Cybersecurity affects our personal information
With online shopping so prominent, stealing our personal information has never been easier. Phishing attacks can trick users into giving away personal info. Spyware can make its way onto user’s machines, stealing passwords and credit card numbers through key logging. Hackers can even watching users through their webcam, recording them in their most private spaces. Weak passwords can result in accounts being compromised, and information stolen. All of these attacks can result in violations of privacy, and even identity theft.
Other common ways of stealing info don’t even target the user directly. Often, the servers that store their information are targeted. Databases of users’ passwords, card numbers, and social security numbers can be compromised and sold on the dark web.
Oftentimes these data breaches occur due to lack of proper security. In 2017, credit company Equifax was hacked due to a vulnerability in one of their servers which remained unpatched, despite the fact that a patch was available, welovesecurity reports. The result: millions of people’s Personally Identifying Information (PII), including social security numbers, were stolen by threat actors. The data collected during breaches such as this can be sold on the dark web and used to commit identity theft.

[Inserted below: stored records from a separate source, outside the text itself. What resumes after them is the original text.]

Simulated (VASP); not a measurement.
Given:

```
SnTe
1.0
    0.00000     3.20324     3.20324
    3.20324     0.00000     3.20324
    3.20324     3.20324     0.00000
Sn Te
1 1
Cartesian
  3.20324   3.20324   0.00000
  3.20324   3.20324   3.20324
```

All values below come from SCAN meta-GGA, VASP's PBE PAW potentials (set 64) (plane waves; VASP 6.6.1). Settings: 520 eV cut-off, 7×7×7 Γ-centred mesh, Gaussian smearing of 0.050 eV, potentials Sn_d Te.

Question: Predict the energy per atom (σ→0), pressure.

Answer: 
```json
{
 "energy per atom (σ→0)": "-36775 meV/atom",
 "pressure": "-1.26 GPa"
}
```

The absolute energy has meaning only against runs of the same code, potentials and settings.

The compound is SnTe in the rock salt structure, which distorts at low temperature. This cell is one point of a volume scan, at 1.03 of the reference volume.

Cybersecurity affects our nation’s critical infrastructure
In 2021, gas giant Colonial Pipeline was hacked, causing widespread gas shortages across the south-east United States. This hack was possible due to basic security practices not being followed: a lack of multi factor authentication, unused accounts not being removed, and leaked passwords, according to GovTech.
The attackers gained access to Colonial’s systems, encrypting them with ransomware, bringing much of the company’s operations to a halt. Security flaws resulted in gas shortages across the country.
It could have happened again.
It was revealed in 2023 that Russian hackers came close to infiltrating a number of US power plants and natural gas facilities with malware shortly after the start of the War in Ukraine. Although this threat has been neutralized, the malware was, in the words of the CEO of cybersecurity firm Dragos, a “state-level, wartime capability” threat.
Cybersecurity affects our national security
If cybersecurity can affect personal finances, and critical infrastructure of our country, how much more important is it for our national security? Nation states like Russia, China, and North Korea have invested huge sums of money into their cyber capabilities. These nations often sponsor hacking groups, or simply work with criminal groups, to target the infrastructure of enemy nations.
The War in Ukraine has shown just how influential cyber is in modern warfare. Cyberattacks, especially ransomware and DDoS attacks, have been used by both Russia and Ukraine to disrupt virtually every sector of the other side’s economy, including energy and financial sectors. The Cyber Peace Institute discusses how both Russia and Ukraine have attacked each other in cyber space over the course of the war.
Cybersecurity affects our entire society
Computers aren’t going anywhere, and neither are the threats that seek to exploit them to hurt us. In fact, the threats are increasing, and so are our vulnerabilities. IoT is integrating digital information into our homes and vehicles, and AI promises to make machines intelligent, yet both of these create a whole new world of security and privacy concerns. Technology is becoming more powerful, and therefore more useful, but also more dangerous.